James Meriwether (The Most Magnificent Thing": Kenya, the United States, and the Student Airlifts) discusses the student ‘airlifts’ to the United Sates of America of the late 1950s and 1960s, an exercise that was to afford many African students education that hitherto was inaccessible. He mentions that until the 1940s, very few African students found their way to the United States of America, a situation that changed after the World War 11. The desire to steer newly independent countries toward the "Free World" by training a generation of leaders with ties to the West, combined with a faith in the powerful efficacy of education, compelled the West to rally its people to support African educational exchanges. Meriwether shows that leaders like Kwame Nkrumah and Jomo Kenyatta are some of those who benefited from such an endeavour. The author gives eminence to Tom Mboya in exposing his country men and women to the educational opportunities in the United States of America. This facilitated hundreds of young Kenyans to obtain higher education, many of whom returned home to help build the young nation. Yet of course the benefits went both ways, as these same Kenyan students helped build the growing African studies programs in American Universities, offered a "new" face of Africa to the broader American public, and left legacies that in turn would help shape the political and social landscape of the United States.
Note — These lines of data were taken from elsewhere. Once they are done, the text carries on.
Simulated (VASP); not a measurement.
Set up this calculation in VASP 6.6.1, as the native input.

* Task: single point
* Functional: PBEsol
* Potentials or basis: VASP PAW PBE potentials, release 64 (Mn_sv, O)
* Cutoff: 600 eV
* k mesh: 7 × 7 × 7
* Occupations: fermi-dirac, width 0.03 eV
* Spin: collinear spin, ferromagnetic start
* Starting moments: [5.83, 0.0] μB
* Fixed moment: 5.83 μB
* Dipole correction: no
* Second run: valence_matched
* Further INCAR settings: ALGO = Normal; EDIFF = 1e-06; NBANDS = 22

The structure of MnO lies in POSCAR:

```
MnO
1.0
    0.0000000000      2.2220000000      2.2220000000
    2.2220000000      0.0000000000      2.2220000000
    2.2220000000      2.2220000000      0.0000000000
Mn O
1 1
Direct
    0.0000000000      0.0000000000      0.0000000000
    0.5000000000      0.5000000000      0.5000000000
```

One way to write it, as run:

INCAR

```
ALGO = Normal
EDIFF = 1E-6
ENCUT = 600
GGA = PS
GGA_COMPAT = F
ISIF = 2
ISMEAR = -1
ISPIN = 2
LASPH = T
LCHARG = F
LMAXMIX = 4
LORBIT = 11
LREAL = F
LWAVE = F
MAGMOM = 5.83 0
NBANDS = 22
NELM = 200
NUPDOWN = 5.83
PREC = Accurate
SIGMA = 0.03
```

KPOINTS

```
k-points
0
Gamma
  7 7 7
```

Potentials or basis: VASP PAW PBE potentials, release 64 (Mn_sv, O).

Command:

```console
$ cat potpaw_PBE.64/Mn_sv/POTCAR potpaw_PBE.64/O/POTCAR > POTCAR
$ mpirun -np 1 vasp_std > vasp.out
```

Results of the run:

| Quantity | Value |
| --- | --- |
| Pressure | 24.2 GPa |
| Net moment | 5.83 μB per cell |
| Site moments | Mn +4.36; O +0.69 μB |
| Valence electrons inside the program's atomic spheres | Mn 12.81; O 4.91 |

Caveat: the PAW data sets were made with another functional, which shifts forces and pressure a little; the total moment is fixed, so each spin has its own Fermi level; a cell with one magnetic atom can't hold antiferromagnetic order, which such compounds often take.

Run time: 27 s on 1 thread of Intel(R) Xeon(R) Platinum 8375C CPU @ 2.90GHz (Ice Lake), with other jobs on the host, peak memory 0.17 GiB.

George Odeny (The colonial roots of post colonial Kenya’s Foreign Policy behavior) considers the colonial roots of post-colonial Kenya’s foreign policy. He observes that Kenya’s political relations with her neighbours reflected the ideals of self-preservation and national security. This is seen in attempts by the new independent state to maintain its territorial integrity vis-à-vis her neighbours. Closely related to self preservation and national security was her quest to remain an economic powerhouse in the region even after independence. In this regard, Odeny notes that Kenya sought to strengthen relations with other East African states so as to maintain her economic dominance. Subsequently, the economic dominance was transformed into regional political power. He however observes that Kenya’s international trade was not altered after independence. This meant that the negative balances of trade that were experienced during the colonial period were carried over to post-colonial era.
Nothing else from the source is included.